Shot At Dawn

I think it’s absolutely bizarre to somehow believe that your decisions should not be open to question by your descendants, or that the living have no right to judge the dead. I don’t think i’ve ever heard a more ahistorical, narrow-minded, self-interested viewpoint.

Admittedly, we need to take into account the totality of the circumstances in which historical figures lived, and understand the social, cultural, political, and intellectual contexts in which they acted, but the idea that we somehow divorce ourselves from any judgment just because we are separated by time is asinine.

I don’t care how culturally acceptable or ingrained holding slaves was in the United States during the colonial and early national period, i have no reservations about making a moral judgment about it, even though it’s well over a century ago.

Presumably, your ranting against this sort of historical judgment is based on the notion that, because their circumstance were so different from ours, we can’t properly understand their choices and hence have no right to judge them? If this is so, do you extend this prohibition to other cultures in our own time period? Do we, for example, have any right to condemn female genital mutilation, or modern examples of slavery? After all, the places where such things occur are probably just as culturally different from the 21st century United States as early nineteenth century America.

I’ve always found it difficult to know exactly where to draw the line when it comes to issues of historical and cultural relativism (and, as a historian, this is something i think about a lot). Different people are likely to make judgments in different ways, and to place different levels of importance on certain acts and certain types of differences. There will always be shades of grey, or issues where we don’t know whether to criticize or accept difference. But to make a blanket statement that the present has no right to judge the past is, in my opinion, profoundly misguided and even dangerous. Especially when you accompany such a position with the laughably arbitrary notion that WWI is in the past, and WWII is not.

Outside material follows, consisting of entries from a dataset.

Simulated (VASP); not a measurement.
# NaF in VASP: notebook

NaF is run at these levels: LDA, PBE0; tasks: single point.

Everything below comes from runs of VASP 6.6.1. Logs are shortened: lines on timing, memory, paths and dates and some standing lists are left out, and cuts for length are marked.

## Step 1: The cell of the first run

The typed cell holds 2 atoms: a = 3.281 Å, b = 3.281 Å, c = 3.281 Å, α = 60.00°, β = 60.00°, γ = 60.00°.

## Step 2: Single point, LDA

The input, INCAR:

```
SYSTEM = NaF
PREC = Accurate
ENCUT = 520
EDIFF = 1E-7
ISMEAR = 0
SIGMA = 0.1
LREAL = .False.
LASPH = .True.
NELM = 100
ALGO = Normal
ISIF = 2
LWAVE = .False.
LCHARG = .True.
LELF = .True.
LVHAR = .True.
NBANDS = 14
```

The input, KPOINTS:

May i suggest you read Confederates in the Attic by Tony Horwitz; you might be surprised at how NOT “in the past” some events really are.

So as I said, this sort of retroactive judgment seems to most of us useless, unfair and unwise. We were not there. The dead cannot defend themselves. There is plenty of injustice to be corrected in the here-and-now.

Perhaps now we can convict our ancestors for killing off the Neanderthals?

What a beautiful non-response. Kudos.

Good on you Cicero for the work you and the rest have done on this issue. There were New Zealanders executed under British military law during World War I who were also among those receiving the posthumous pardons.

The NZ government at the time should have followed the Aussie government’s lead, and not have their men put under British penalty.

Thanks Ice wolf. After the Breaker Morant affair Australia would never subject itself to the British military system in the context of capital punishment.

Unfortunately, this thread has gone to areas well outside it’s intention.

Why not take a look an make a judgement upon the past misdeeds of our society ? or any other for that matter ?

There are quite a few conflicts where the perpetrators were never held to account, even when it would have been possible, simply because of the culture of the nation.

We in the UK have yet to really take a long hard look at ourselves in relation to Ireland where events are well within memory, its likely that we will not for some time to come, if ever.

We can look at Japan, where there is still unwillingness by those people to truly examine the role of their forefathers, soon it will be too late and it will be history.

Turkey still denies the Armenian genocide.

More recently, certain Serb miltary leaders, right down to individuals at the sharp end of carrying out horrendously brutal acts are still protected by their government, and yet there is no reason for them to do so.

We are right to scrutinise the behaviour of past individuals in a positions of power and apportion guilt and blame, we are also right to acknowledge their victims and express our sympathy too.

Its not just a case of stating that things ocurred because it was the ‘standards of the day’, many things were criminal actions then and still are, or do we go back to the US deep South and exonerate all the hicks with their pickaxe handles assualting blacks because ’ that was the way things were’

casdave has already given context for my quote about Field Marshall Haig. It wasn’t a typo, and I had thought it was one of the most well-known sayings about the War. It’s from (Baron) Beaverbrook’s Men and Power 1956. He also says

Thank you. I was on my way to work, and had little time. Oddly, I am in much the same sitaution now. Sorry.